About a year and a half after he was fired by President Donald Trump, former Defense Secretary Mark Esper published a tell-all memoir about the inner workings of the Trump administration. One of the book’s more remarkable allegations was that Trump, frustrated by the flow of illegal drugs coming across the U.S.-Mexico border, asked Esper twice about launching U.S. missile attacks on fentanyl labs run by Mexican cartels. While Trump denied most of the assertions about him in Esper’s book, in a nugget little noted at the time, he gave an entirely different answer about the missile strikes: “no comment.” The implication: It was entirely possible Trump thought bombing the cartels was a good idea.
Apparently, the concept never left the president’s head. Four years later, using U.S. military force in Mexico remains a real option for Trump. On April 8, NBC News reported that the White House, the Defense Department and the intelligence community were discussing possible drone strikes on cartel infrastructure. Ideally, the U.S. would conduct these strikes in cooperation with the Mexican government, but might do so unilaterally as a last resort. If this sounds surprising, it shouldn’t; Trump’s second administration is stacked with senior officials, from Vice President JD Vance and Defense Secretary Pete Hegseth to Ronald Johnson, Trump’s recently confirmed ambassador to Mexico, who either genuinely believe the U.S. military should be prosecuting a war against the cartels or are at least open to the proposal.

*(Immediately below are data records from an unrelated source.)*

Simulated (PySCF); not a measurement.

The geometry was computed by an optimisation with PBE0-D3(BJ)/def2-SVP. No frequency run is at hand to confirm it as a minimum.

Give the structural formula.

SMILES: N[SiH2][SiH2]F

The only problem? It’s a risky, counterproductive and utterly boneheaded idea.
Using military force to curtail the cartels and limit the flow of drugs into the United States is not a novel concept.
What proponents view as a necessary and justifiable assault against some of the world’s most notorious criminal organizations is in reality a further militarization of the failed “war on drugs” framework that has dominated U.S. counternarcotics policy for decades. With respect to Mexico specifically, further militarization is more likely to result in a rising death toll, a broken U.S.-Mexico bilateral relationship and little reduction in the fentanyl trade.
Using military force to curtail the cartels and limit the flow of drugs into the United States is not a novel concept. Beginning with former Mexican President Vicente Fox at the turn of the century, successive Mexican governments have provided the Mexican military with ever more power for the purpose of going after the cartels and their leaders. The results were catastrophic. While some high-profile narcotraffickers were killed or captured and the Mexican government increased its presence in areas of the country that were once off-limits, violence skyrocketed. The cartels retaliated with ever more merciless, indiscriminate attacks against the Mexican state, which they largely avoided during the 1980s and 1990s. Civilians bore the brunt of the bloodshed, both during intracartel clashes and in fighting between the cartels and the Mexican security forces. Whatever progress was made was short-lived and geared more for public relations.
The cartels’ capacity to inflict terror over the population was never impacted. In 2007, Mexico registered roughly 11,000 homicides; in 2023, the last year full data is available, the number reached more than 30,000 for the sixth year in a row.
The Trump administration might scoff at this history. The U.S. military, after all, is more capable than its Mexican counterpart. And unlike what Mexico did, any U.S. military action, like drone strikes, is likely to be more discriminate and less top-heavy. U.S. troops, for instance, won’t be patrolling Mexican cities and performing counterinsurgency operations like they did in Iraq or Afghanistan.